3. Repair and Retrofit of RC Structures

3.1. Differences between Repair and Retrofit

In brief, repair refers to the restoration of buildings to their original condition before sustaining damage to reestablish their original strength and prevent deterioration. Conversely, retrofit not only involves restoring buildings to their original conditions but also includes strengthening or enhancing the structural strength, safety, or endurance of the building. In practice, repair primarily focuses on repairing structural components, whereas retrofit can either reinforce structural components or the overall structural system [18].

3.2. Types of Retrofit

In the present paper, different external surface treatments published in the literature as preventive solutions for improving the performance of existing concrete constructions are presented and discussed. They are categorized as repair materials for concrete conservation, protection surface methods against moisture and aggressive agent penetration, injection techniques for crack sealing, and preventive repair solutions with smart functionalities [19]. Applications have been reported as an overlay suitable for energy absorption in structural shear walls for the seismic retrofit of R/C buildings [20] as well as in masonry buildings, increasing their earthquake resistance [21]. Furthermore, patch repair can effectively suppress chloride penetration and prevent reinforcement corrosion [22,23,24]. The seismic capacity of current RC buildings is primarily determined by member strength and toughness, the shape of the structural system, and the time index. However, the shape is constrained by the building design applied in the original construction, and the time index reflects the amount of time that has elapsed since the structure was created; neither factor can be easily changed. Therefore, regarding retrofit, endeavoring to enhance the strength and toughness of members is the most practical method. Increasing strength or toughness can be further divided into the following four types.
  • Strength resistance-type retrofit: This method focuses on enhancing the strength of a building. This type typically involves such retrofitting efforts as thickening existing shear walls, filling wall crevices, or adding shear walls or steel braces. However, although this technique can considerably enhance the stiffness of buildings, the toughness is relatively poor.
  • Endurance resistance-type retrofit: This method focuses on enhancing the nonelastic deformation capacity (toughness) of the building. This method typically involves such retrofitting efforts as enhancing the shear resistance of RC columns, ensuring the flexural endurance of RC beams or increasing the toughness of the steel beam-column joints.
  • Strength and toughness resistance-type retrofit: This method focuses on simultaneously enhancing the building’s strength and toughness. This method typically involves such retrofitting efforts as adding seismic-resistant walls or braces or decreasing the centers of stiffness and mass to achieve balance in structural deployment.
  • RC beam shear reinforcement-type retrofit: This reinforcement is provided with steel plates on the side and bottom of the beam and is fixed to the RC beam by chemical anchor bolts to improve the shear resistance of the RC beam.
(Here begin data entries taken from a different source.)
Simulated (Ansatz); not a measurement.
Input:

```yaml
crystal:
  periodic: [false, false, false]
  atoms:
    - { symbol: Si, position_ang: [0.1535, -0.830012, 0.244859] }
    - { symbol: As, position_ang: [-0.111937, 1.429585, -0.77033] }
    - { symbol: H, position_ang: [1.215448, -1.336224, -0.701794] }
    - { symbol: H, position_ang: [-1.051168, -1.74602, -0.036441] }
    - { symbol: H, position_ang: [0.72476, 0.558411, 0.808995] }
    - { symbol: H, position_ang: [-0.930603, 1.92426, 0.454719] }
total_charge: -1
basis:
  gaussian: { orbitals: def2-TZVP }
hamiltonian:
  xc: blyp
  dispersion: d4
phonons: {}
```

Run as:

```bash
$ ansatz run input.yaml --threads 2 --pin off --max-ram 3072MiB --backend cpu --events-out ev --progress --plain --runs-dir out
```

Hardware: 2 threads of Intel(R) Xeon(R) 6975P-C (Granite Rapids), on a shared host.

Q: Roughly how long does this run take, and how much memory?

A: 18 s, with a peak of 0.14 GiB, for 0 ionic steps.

3.3. Retrofitting Techniques of RC Structures

In the “Investigation on the Feasibility of the Technical Manual of Emergency RC Building Repair and Retrofit after the 921 Earthquake,” Lin proposed several techniques for the repair and retrofit of structural components [25]:
  • Grouting epoxy resin into crevices: Applying pressure grouting to structural crevices with a width of ≥0.3 mm that are located in the RC beams, columns, slabs, or walls until the crevices are completely filled. This technique can repair damaged structural components and prevent rebar rusting caused by moisture infiltration.
  • First eliminating loose concrete parts and then repairing with an epoxy resin grout: The Italian National Research Council [26] has highlighted the importance of a quality control that includes the determination of concrete conditions, removal of any deteriorated or loose concrete, cleaning and protection from corrosion of existing steel reinforcement, and finally, substrate preparation for receiving the selected FRP reinforcement. In accordance with this standard, once the quality control of the substrate has been performed, the deteriorated concrete has been removed, the concrete cross section has been restored, and the existing steel reinforcement has been properly treated, sandblasting of the concrete surface can be performed. In this guidance, it is pointed out that FRP or epoxy resin materials can obtain more effective seismic resistance. If severe cracking or loosening has been identified in local parts of an RC structural component, or if the entire component clearly exhibits no seismic capacity, then the repair team can remove the severely cracked or loosened parts. This process is done before repairing and retrofitting the structural component with an epoxy resin grout.
  • Partial removing and rebuilding of a component: When the RC members are severely cracked, or the proportion of loose parts is too large to be filled with epoxy resin mortar, the components are partially knocked out and rebuilt.
  • Cathodic protection technique: When rebar corrosion occurs in RC structures as a result of excessive chloride ion content (e.g., houses constructed with unwashed sea sand), the cathodic protection technique can be adopted to inhibit rebar corrosion.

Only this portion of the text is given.